This doesn’t just apply to interviews, but it’s the best way to describe it. In terms of using microphones for both camera’s, whats the best way to film and edit two people talking with different shots? Picture a 20/20 interview.
Two different ways would be: Each mic would be fed to an audio mixer, from which a line level ( as opposed to a mic level ) signal would feed each camera. For a simple two-camera setup, each mic could be connected to a mic input of your ” A ” camera ( one to the left audio channel, other to the right audio channel ). The onboard mic of your ” B ” camera would serve as a guide track for editing purposes.
Thanks for the response Rick!
For your second option though, wouldn’t it be easier just to have the microphones in each camera and then sync from there?
Why do anything the easy way? ( just kidding ) Being more sound-oriented, I would prefer to have one master audio track. For instance, if the two people were in an animated discussion with several overlaps in their conversation, the one master audio track would handle the overlaps easier and better than trying to re-create the overlaps in editing. If there were a separate audio track for each camera, trying to re-create the overlap in editing would result in an off-mic component in the final audio mix.
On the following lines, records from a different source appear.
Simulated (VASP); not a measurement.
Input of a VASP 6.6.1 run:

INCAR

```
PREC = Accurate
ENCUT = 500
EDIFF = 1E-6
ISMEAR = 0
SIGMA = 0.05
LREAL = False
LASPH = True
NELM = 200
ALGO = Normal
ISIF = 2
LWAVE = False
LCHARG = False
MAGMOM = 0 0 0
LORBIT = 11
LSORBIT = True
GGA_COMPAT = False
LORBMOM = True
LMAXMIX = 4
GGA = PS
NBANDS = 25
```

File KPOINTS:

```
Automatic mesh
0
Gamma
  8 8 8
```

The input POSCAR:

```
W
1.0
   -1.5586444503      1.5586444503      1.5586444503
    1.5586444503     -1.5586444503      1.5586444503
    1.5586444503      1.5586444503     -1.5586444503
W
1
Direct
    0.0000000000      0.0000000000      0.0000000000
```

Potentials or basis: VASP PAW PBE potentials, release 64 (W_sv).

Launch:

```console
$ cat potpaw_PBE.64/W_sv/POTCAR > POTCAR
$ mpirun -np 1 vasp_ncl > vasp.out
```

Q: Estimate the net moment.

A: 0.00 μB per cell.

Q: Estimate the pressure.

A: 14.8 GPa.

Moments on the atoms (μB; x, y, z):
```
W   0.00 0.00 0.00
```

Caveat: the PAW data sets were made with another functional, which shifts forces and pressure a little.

If you have the gear, manpower etc,,, three cameras, one on a two shot, each of the others a single shot, run audio to the wide shot, and each of the other cameras (double mic) and if you want to be really anal about audio, run to another digital recorder. Basic Triangle video coverage.
alternative, two cameras, one on each subject, remember the 180 degree rule (and for the three camera set up as well) and same thing with the audio, one each to each camera, and another channel to a digital recorder for sync later.
Alternative three… one camera on your subject, then when interview is done, move camera for reversal shot on interviewer, but keep running audio, because you do want the interview subject to talk and not just be a cardboard cutout. and you sometimes get real nuggets of soundbites that way. Of course you will need some B-roll to cover it, but you should be getting the shot of the interviewer at that point anyway.